Trails at Ashumet Holly
Explore 1.5 miles of trails at Ashumet Holly. Take the Mystery Trail to see the tallest holly on the property, along with a secluded natural vernal pool.
Ashumet Farm Trail
The trail leads away from Swallow Barn and meanders through the fields where crops including corn, strawberries and asparagus were once grown. Today the fields are mowed annually to maintain early successional habitat, fend off invasive plants, and encourage a diversity of wildlife. Northern Bobwhite are frequently heard here, especially in the spring. The northern stretch of the Ashumet Farm trail is a great place to look upward for Baltimore and orchard oriole nests hanging in the mature black locust trees.
English Holly Trail
Along this wooded trail you will notice an abandoned herring run stretching in a north to south direction. This was an unsuccessful attempt to bring herring (alewife) to nearby Ashumet Pond in the late 1800’s. This canal was hand-dug the entire distance to the shores of the Atlantic. Once completed, water entering from the pond simply seeped into the extremely porous substrate and never traveled the distance. The effort was abandoned and no other attempts were made to fill the canal.
Mystery Tree Trail
Here you will find a magnolia tree dotted with drill holes from the yellow bellied sapsucker. Close by, inhale the musky aroma of the Japanese cedar, the national tree of Japan. Next to the sanctuary’s tallest holly (labeled), stands a twin-trunked holly that is actually two trees growing together. Look closely at the leaf differences.

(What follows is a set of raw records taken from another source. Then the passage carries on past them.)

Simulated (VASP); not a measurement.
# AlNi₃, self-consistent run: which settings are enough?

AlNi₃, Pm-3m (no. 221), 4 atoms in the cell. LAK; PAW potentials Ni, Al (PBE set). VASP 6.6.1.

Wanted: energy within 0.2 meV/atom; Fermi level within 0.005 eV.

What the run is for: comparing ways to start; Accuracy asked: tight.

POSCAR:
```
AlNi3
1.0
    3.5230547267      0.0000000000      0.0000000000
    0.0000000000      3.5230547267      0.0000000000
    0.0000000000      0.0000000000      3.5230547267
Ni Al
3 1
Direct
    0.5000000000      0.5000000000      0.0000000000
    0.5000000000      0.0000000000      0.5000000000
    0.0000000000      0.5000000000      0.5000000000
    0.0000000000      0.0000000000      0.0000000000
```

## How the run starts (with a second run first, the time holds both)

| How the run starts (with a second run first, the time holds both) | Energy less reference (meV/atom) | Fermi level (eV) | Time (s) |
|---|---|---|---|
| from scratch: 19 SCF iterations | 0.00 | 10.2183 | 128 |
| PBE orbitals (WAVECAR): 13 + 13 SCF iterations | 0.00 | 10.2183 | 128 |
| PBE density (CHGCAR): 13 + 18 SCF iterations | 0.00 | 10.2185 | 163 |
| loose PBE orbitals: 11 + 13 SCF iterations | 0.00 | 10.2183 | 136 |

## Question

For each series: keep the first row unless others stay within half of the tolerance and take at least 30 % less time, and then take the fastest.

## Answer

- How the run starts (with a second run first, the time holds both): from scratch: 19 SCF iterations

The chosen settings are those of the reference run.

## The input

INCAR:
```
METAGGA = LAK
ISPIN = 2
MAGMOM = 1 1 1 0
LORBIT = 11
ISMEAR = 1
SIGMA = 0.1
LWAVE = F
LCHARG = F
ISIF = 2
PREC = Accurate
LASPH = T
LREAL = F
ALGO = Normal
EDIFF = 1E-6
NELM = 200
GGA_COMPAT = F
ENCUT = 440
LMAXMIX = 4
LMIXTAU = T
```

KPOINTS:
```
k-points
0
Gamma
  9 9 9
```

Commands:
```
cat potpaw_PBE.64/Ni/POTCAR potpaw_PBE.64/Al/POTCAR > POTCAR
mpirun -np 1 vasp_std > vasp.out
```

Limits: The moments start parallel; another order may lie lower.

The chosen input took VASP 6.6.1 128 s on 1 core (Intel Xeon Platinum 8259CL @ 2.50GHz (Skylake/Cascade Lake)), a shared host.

The first holly plantings on Wilfred Wheeler’s farm took place at this site. These trees were propagated or transplanted starting in 1925. Many of the trees here are over 100 years old. Look for #11 ‘Goldie’, which boasts unique yellow fruit. This is one of the first hollies to lose its fruit to the sanctuary’s wintering robins.
Look for Lichen
This interpretive route introduces you to the fascinating world of lichens. Lichens are symbiotic organisms comprised of both fungus and algae. They are abundant in environments with good air quality and common along forests and shorelines of Cape Cod, yet are often overlooked. Discover these subtle yet special elements of our landscape using the lichen trail guide available in the sanctuary kiosk.
For your safety and to avoid conflicts with wildlife, we ask that you please:
- Leave everything as you find it, and do not pick or collect items
- Remain on the trails at all times to protect plants, animals, and yourself
- Leave pets at home
- Refrain from running, bike riding, or driving motorized vehicles
- Refrain from launching, operating, or retrieving drones or other remote-controlled aerial vehicles
- Refrain from fishing, hunting, or trapping
- Enjoy snacks or picnics in designated areas, and carry out all trash
- Do not smoke
Please stay on the trails for your safety, and the safety of wildlife. Poison ivy and ticks are common in Massachusetts, so be sure to wear proper footwear, learn how to identify each, and be on the lookout. Also bring plenty of water, especially during the summer.